Immediate impact on computer contractors

Most smaller computer consulting firms went out of business. Most solo
practitioners found they had to give the contract to a "broker" or
"agency", even if they found the work themselves, and work as a W-2
employee with the agency paying them as little as half of what it billed
the client. Some tried incorporating, and that helped some, but not
enough, because the IRS would often ignore the incorporated status of
workers.

An informal survey of computer consultants during the 1990s found the
cost in earnings averaged more than $100,000 per year each, or more than
$2 million for a 20-year career. It is estimated that about 300,000 such
workers were affected, for a total perhaps greater than $30 billion per
year, or a loss of perhaps $10 billion in tax receipts.

Small contracts went underground

Increasingly, clients desperate to get work done would conceal their
expenditures for such work, or pay in cash and not report it or take a
deduction, and ask the contractors not to report the earnings, which
could be traced back to the client. The result was to drive much
computer consulting underground, and consultants, who had been more
tax-compliant than almost any other profession, joined the ranks of
occupations like home and landscaping, or sex, services. It can be
estimated this caused a loss in tax receipts of more than $20 billion
per year.

Or the work went undone

It is difficult to estimate the damage done to clients by not allowing
them to do critical computer work, but many small businesses (and some
large ones) operate on the edge, and their inability to get such work
done at an affordable cost has likely contributed to countless business
failures during the decades since 1986. Such potential clients were
never prospects for the firms behind Section 1706.
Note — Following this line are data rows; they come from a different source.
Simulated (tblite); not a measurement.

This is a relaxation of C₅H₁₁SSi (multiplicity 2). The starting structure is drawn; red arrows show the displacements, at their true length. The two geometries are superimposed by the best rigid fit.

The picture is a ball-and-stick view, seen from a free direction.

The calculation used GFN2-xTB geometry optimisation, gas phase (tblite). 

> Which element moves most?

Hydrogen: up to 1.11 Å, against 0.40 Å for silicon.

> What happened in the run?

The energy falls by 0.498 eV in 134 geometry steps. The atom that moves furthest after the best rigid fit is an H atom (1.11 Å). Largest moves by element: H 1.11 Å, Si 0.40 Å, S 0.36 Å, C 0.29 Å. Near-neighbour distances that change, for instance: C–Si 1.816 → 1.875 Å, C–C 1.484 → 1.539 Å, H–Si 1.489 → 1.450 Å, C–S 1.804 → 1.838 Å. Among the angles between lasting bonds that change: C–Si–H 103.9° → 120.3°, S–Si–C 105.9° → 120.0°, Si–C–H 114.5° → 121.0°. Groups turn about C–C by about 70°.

Contribution to the dot-com collapse

What precipitated the bursting of the dot-com bubble was mainly the
suspension of further funding by venture capitalists before completion
of their original business plans could have made them profitable, and a
leading cause of their inability to achieve profitability was their
inability to engage contract computer workers due to Section 1706.
Informal surveys of many of the firms supports this explanation.

Contribution to loss of competitiveness

Surveys have indicated that the increased costs, risks, and
uncertainties of Section 1706 have greatly contributed to the inability
of smaller U.S. firms to compete in world markets. Union contracts and
health insurance may have done that for large enterprises, but it is
easy to overlook that most international trade involves smaller firms,
who are more affected by regulatory and tax factors. We can estimate the
impact on our balance of payments deficit to be as high as $10 billion.

Contribution to off-shoring jobs

Informal surveys of executives of firms who have been off-shoring jobs
confirms that a leading factor in their decisions has been the risks,
costs, and uncertainties introduced by Section 1706. It is difficult to
disaggregate all the factors, but the fact they mention it so often,
without being prompted, suggests it is a major factor, perhaps of more
than 10% of the jobs lost to other countries, which some estimate to run
as much as 400,000 jobs a year. Twenty percent of that would be 40,000,
multiplied by average earnings of $60,000 per year, or $2.4 billion lost
to the economy, and at $240 million to tax receipts.

Section 1706 not unique

Section 1706 is not unique. Most regulations and taxes, whatever the
reasons given for them for public consumption, are mainly designed to
suppress small competitors of larger enterprises, and therefore to
achieve an advantage for them they could not have obtained in a free
market. However, it is one of the easier to identify and analyze.